Reputation: 609
I have an issue where I need to find the top level parent account for a child. The best I've been able to do is filter up from the child w/
SELECT id, name, parent.id, parent.parent.id, parent.parent.parent.id,
FROM Account WHERE id=CHILD_ID
Then iterate through until you find a null parent.id indicating top level account. Not very elegant and doesn't guarantee "top level" account, I would have preferred something like
SELECT id, name,
(SELECT id, name,
FROM Accounts WHERE id = CHILD_ID)
FROM Account WHERE parent.id = null
But that doesn't work as salesforce apparently does not let you traverse parent-child relationships from account to account. Anyone have any suggestions here?
Upvotes: 5
Views: 10381
Reputation: 506
I have run into this many times at customer sites. The best solution I've found is a custom field called "Ultimate Parent" or sometimes called "Legal Entity", but basically the same thing. We used triggers to do the traversal.
The basic idea is that whenever you create an account that is a child account, you copy the "Ultimate Parent" field into the child record.
Usually, we setup the field as a lookup so that queries like yours are much easier. It also allows you to do some very interesting data visualization. For example, by using the parent lookup and the ultimate parent lookup fields, you could find accounts that are siblings, cousins, seconds cousins, etc.
Upvotes: 1
Reputation: 1532
You're right - there's no way to do this in a single SOQL query. Note that your second, desired, query wouldn't give you the correct results either (it would only return a record if the child account's immediate parent had no parent).

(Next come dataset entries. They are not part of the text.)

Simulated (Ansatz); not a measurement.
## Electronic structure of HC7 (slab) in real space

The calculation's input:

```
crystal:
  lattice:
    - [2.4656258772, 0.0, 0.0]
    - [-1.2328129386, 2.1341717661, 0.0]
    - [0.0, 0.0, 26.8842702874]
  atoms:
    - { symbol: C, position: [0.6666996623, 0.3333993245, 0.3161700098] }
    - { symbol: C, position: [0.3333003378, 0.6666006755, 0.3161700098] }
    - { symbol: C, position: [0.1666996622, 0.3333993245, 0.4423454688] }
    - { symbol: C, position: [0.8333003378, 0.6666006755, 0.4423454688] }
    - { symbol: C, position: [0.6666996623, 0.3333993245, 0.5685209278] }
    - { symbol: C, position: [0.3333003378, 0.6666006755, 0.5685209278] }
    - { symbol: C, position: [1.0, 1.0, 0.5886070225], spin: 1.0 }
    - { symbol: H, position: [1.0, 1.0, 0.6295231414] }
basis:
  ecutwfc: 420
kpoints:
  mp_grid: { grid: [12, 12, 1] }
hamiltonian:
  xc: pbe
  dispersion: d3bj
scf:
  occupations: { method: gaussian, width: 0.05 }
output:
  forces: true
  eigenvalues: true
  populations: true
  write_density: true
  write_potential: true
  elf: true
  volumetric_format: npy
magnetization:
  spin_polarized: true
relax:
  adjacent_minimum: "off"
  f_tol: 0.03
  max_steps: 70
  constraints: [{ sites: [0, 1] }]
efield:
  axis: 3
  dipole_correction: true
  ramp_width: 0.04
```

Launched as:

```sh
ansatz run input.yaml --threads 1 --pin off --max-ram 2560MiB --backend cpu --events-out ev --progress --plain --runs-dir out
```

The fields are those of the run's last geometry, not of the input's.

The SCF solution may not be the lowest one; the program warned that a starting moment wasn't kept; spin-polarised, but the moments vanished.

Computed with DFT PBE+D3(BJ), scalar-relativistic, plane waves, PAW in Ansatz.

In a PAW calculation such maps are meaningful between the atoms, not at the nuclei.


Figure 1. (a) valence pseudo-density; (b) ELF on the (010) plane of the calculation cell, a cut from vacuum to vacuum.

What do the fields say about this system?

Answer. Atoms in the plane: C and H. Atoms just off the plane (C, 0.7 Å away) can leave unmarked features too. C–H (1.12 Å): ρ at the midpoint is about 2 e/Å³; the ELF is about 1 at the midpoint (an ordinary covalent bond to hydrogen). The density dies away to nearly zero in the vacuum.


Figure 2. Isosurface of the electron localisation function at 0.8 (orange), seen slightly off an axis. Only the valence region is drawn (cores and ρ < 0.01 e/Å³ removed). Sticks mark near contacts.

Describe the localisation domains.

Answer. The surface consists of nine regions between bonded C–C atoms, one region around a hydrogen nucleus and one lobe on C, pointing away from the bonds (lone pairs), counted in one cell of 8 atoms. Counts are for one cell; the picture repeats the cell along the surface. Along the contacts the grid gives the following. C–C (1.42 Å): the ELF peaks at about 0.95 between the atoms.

Your best bet is to do what you said in your first code block. You can traverse relationships up to 5 objects deep, so you can include parent.parent.parent.parent.parent.id in your SOQL select. Iterate through the fields - if none of them are null, then issue a second SOQL query that changes CHILD_ID to parent.parent.parent.parent.parent.id's value. That way you're guaranteed to eventually find a parent with no parent (since salesforce guarantees no cycles).
You could make this more elegant by only ever selecting parent.id in the query and doing more individual queries, but that will run you up against API/governor limits, so it's probably not a great idea.
If you could use a custom object instead of Account, you could do something like the second query, since you would be able to traverse the parent-to-child relationship from that custom object to itself, but I'm still not sure there's a single query that will give you what you want.